Avoid Common Gardening Mistakes

With these pointers, gardeners just getting their trowels dirty can sidestep six classic food-growing faux pas, such as those related to fertilizing crops, spacing plants, pest control and more.

| June/July 2015

Gardening Mistakes

Are you a newbie gardener? In your first years, focus on creating a tidy, manageable garden and not falling into the common gardening mistake of taking on too much.

Photo by iStock/YinYang

Just as there’s no such thing as a perfect garden, there’s no perfect gardener either. We all make mistakes, but, in doing so, we learn which ones never to repeat, and along the way we discover savvy strategies to add to our gardening routines. So, what are vegetable gardeners’ biggest blunders? I’ve made each of the following six common gardening mistakes, and after talking with thousands of organic gardeners, I know I’m not alone. Get a head start by learning from our errors instead of laboring through your own.

1. Tackling Too Much

Spring fever inspires big dreams among gardeners, and it’s easy to forget that every planting requires a commitment to future maintenance. Before you know it, your springtime aspirations will have turned into an overwhelming summer reality — weed, water, thin, plant, prune, stake and harvest, all at once and for weeks on end!

If you’re a novice gardener, you’ll greatly enhance your chances of success by starting small with only a few rows or beds, allowing yourself to focus on each individual crop you’re growing and better understand its needs. Instead of trying out 10 unique tomato varieties and every hot chili pepper under the sun, pick one or two of each and build your plant-care confidence.

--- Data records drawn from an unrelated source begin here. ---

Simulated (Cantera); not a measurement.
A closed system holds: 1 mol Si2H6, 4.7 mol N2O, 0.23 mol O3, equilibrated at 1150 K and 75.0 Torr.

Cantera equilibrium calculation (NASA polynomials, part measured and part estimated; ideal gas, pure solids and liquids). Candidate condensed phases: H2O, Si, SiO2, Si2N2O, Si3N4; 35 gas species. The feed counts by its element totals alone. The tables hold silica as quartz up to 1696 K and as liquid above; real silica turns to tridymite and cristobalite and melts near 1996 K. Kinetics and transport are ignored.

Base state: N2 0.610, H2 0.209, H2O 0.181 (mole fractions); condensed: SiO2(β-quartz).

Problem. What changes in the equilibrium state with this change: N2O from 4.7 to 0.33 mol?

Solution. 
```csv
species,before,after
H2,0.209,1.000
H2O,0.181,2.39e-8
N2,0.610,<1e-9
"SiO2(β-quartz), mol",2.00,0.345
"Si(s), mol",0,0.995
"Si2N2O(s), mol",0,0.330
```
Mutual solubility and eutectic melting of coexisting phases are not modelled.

Another smart idea is to limit the number of different types of veggies you tend in each part of your growing season (spring, summer and fall, in most climates). Vegetable plants need the most attention during their first month in the garden, so by having only three to four juvenile crops going at a time, you’ll be able to keep up without a hitch. For example, you might grow potatoes, salad greens and snap peas in early spring; peppers, squash and tomatoes in late spring through summer; and cabbage, carrots and spinach from late summer to fall.

To avoid taking on too much, some gardeners start by growing only in pots or containers, assuming this will be easier — but this often isn’t true. A container limits the spread of roots and the plants can easily become water-stressed and quite warm on hot days, while the same plants grown in enriched, mulched beds would enjoy consistently cool roots. The crops that grow best in containers are heat-tolerant plants, such as eggplant, peppers and tomatoes, which can take warm root temperatures as long as they’re given a large pot and plenty of water. But even still, you may need to water container-grown crops twice a day during summer’s hottest stretches, which is a major commitment. Comparatively, you’d only have to water plants in garden beds a few times a week.

Instant “bag beds” are a better no-dig option than containers, because, with this method, you cut slits in the bottoms of the bags so roots can move down into the soil below. Plus, the bags can be mulched to help retain soil moisture.

5/14/2016 12:35:20 AM

Concerning pests such as rabbits and deer. I surrounded my garden with 24" chicken wire at ground level then put monofilament fishing line (12-15 lb) three lines roughly equally spaced from the wire to approximately 5 feet high. The chicken wire keeps the rabbits out and the deer will not cross the fishing line. The theory is they cannot see the monofilament line and when they bump against it they are confused and so won't try to jump it either. Don't know if that explanation is correct but the fishing line fence works for me. Incidentally when the line gets brittle from exposure I collect the long pieces and cut them into short pieces to avoid possible problems with an animal getting wrapped in it.

5/18/2015 10:48:27 AM

Testing the soil is a great way to make things easier and guarantee that things will grow. It takes a bit of time, but better than wondering why some things grow great and some do not. There is info on how to test without a kit....save your pocketbook, http://preparednessmama.com/testing-your-soil-ph-without-a-kit/

5/15/2015 9:06:41 AM

I'd say some are more misunderstood rather than mistakes. Eggplant, tomato and pepper in water reservoir containers have out produced garden bed plants 3 to 1 for me. Any brand works but I use Earth Boxes. Once the tomatoes get 6 feet tall (in New England and I have photos to prove it) I have to fill them once a day. If I go away I set up a drip waterer into the fill tube. Their design makes it so you can't over water in these boxes. More productive and lower maintenance than any bed. Want a garden bed that waters and feeds itself? Look into hugelkultur. Crowding crops? Intensive polyculture vegetable gardens harvest the most produce possible from a certain space. The plants are spaced so close the ground isn't visible. Less weeding, less watering, less work. And no mono-crops. Nature gardens in a diverse mixture for healthy plants and so should we. This polyculture will also keep pests from finding a mecca of their favorite meal laid out plant after plant in a row. And yup include flowers, even if you let some greens go past harvest, flower and go to seed. It's ok to let a few go on to do work for the greater good. I agree with taking on too much, but if you look there are lots of gardening ideas like the ones above that make a garden easier. Our conventional gardening methods of evenly space plants with lots of bare soil to weed and loose water have created a lot more work for ourselves. Definite good points, pick plants that want to live where you do. Compost (to mulch with too). A good fence can be a simple one for the big critters.